Anne Marie Morris used the term ‘nigger in a woodpile’ at a private member’s club while discussing Brexit

It was only 15 years ago that Theresa May, then party chairman of the Conservatives, gave an impassioned speech calling for her party face up to an “uncomfortable truth”. In her own words she admitted that the Tories were perceived as the “nasty party” yet under her rule things have barely changed.

There is arguably nothing nastier than the sound of an MP casually using a racial slur behind the closed doors of a fancy private member’s club – and even worse the term nigger being met with silent acceptance.

Referring to upcoming Brexit negotiations, Tory MP Anne Marie Morris said: “Now we get to the real nigger in the woodpile which is in two years what happens if there is no deal?”

The comments were recorded while she appeared on a panel at the East India Club, alongside Bill Cash and John Redwood who are also MPs for the Conservatives and neither of which object to her use of language in the recording.

Following calls for her to resign or for May should take action, Morris has issued an apology stating that “the comment was totally unintentional” and that she apologises “unreservedly for any offence caused”.

However is it acceptable to classify such a comment as unintentional given the nature of what was said? Not only was the word nigger said comfortably, she is also using a 19th century idiom referring to fugitive slaves hiding after escaping plantations – hardly an everyday phrase that trips off the tongue easily. Nowhere in her statement did she actively condemn the use of such unacceptable language.
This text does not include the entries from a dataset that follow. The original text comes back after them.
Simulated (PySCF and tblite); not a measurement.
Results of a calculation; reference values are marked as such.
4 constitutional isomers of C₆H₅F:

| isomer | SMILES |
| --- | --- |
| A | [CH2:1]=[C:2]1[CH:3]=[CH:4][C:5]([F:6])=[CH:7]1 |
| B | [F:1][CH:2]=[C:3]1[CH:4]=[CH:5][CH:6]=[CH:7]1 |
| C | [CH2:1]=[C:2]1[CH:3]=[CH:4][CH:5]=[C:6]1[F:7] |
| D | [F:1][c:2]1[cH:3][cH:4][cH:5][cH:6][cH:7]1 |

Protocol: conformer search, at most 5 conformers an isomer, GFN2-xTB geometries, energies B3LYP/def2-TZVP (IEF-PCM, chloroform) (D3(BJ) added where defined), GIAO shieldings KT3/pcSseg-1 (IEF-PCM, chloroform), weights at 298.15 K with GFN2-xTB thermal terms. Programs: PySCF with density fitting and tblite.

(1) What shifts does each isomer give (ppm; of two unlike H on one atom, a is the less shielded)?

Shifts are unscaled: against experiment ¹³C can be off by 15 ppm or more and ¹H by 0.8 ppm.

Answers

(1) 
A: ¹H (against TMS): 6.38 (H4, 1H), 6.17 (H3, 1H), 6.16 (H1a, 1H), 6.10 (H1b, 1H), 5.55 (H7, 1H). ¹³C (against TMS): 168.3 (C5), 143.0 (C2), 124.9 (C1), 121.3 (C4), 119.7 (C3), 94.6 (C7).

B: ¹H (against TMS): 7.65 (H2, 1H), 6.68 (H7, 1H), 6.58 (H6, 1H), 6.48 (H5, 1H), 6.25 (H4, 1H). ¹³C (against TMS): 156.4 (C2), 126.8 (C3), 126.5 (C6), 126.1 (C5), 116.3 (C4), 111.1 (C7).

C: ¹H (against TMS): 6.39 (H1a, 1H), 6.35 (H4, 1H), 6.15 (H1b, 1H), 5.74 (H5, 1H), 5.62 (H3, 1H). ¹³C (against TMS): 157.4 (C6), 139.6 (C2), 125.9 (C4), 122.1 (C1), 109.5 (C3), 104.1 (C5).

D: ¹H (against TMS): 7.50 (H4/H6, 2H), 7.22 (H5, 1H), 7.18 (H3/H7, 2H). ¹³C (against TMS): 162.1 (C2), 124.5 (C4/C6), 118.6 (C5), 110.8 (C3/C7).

This isn’t even the first time that the Tories have been caught using this exact saying – in 2008 David Cameron stood by a Conservative spokesman who used it in a Parliamentary debate, in 1993 the Tory Prime Minister John Major used the term when discussing problems with converting to the euro, and Corbyn voted to make another Conservative MP apologise for using the phrase on television that same year.

In the wake of the Tories plummeting poll ratings, Morris’ comments highlight that the party has a long way to go to prove they are not “nasty”.